The first time I had strata I was in a vacation house with close friends and hungover. I had no idea what I was in for. When I dug into the rich, comforty goodness, I knew I had come home, my perfect brunch food had been found. Like a warm fuzzy blanket that reaches in and wraps itself around your core, then massages your heart, rubs your tummy, and banishes all sadness, anxiety, jealousy, envy, spite, and even regret which is an invaluable boon when you have over-indulged the night before.
Bread pudding is one of my favorite desserts and strata is like the savory morning version of the best bread pudding you ever had.

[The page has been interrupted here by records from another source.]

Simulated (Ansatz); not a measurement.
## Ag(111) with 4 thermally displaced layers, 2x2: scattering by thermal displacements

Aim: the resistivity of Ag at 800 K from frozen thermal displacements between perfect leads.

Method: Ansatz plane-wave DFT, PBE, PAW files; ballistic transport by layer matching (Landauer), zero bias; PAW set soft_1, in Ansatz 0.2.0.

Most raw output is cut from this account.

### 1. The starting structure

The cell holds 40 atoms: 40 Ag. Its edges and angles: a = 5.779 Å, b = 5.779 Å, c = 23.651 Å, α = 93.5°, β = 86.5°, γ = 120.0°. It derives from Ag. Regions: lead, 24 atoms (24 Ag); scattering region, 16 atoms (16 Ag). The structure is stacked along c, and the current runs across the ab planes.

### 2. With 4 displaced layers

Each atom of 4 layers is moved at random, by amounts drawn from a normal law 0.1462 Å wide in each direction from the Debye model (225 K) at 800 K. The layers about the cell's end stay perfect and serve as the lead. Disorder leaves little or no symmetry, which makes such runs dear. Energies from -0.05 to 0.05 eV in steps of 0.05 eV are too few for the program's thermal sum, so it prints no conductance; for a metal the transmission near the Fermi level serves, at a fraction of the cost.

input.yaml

JC and I had our families out to our house near Joshua Tree for Thanksgiving last year and this strata starred at our Day After brunch. Even my sister, who is extremely health conscious, couldn’t help but take a second serving. It’s just a stunner that will make everyone at your table feel intensely the sun streaming in the windows (or snuggle in against the cold.) It’s that good.
Some height-of-the-summer, oven roasted tomatoes might be the only thing you need to serve with this sterling one-pot dish. To drink, strong, hot coffee would be perfect. Or maybe a lightly effervescent white with just a whisper of fruit, like the Lambrusco we get at Trader Joe’s for $2.99/bottle. Or serve a dry sparkling wine with a demure dash of orange or peach juice. But don’t make it a mimosa; strata don’t need “bottomless” drinks.
Breakfast Strata with Spinach & Gruyere
Adapted from Cook’s Illustrated
8-10 slices of good, hearty artisan bread (1/2-3/4 inch thick)
8 tablespoons unsalted butter, softened (you could lose up to 4 tablespoons of this)
2 medium shallots or ½ medium onion, minced
1 lb spinach
ground black pepper
1/2 cup medium dry white wine, such as Sauvignon Blanc
6 oz Gruyere cheese, grated (about 1 1/2 cups)
6 large eggs
1 3/4 cups half-and-half or milk
2-3 links high quality Italian sausage
1. When you are ready to bake, adjust oven rack to middle position and heat oven to 200 degrees. Arrange bread in single layer on large baking sheet and bake until dry and crisp, about 1 hour, turning slices over halfway through drying time. (Alternatively, cover slices with a clean dish towel and leave them to dry overnight.) When cooled, butter slices on one side and set aside.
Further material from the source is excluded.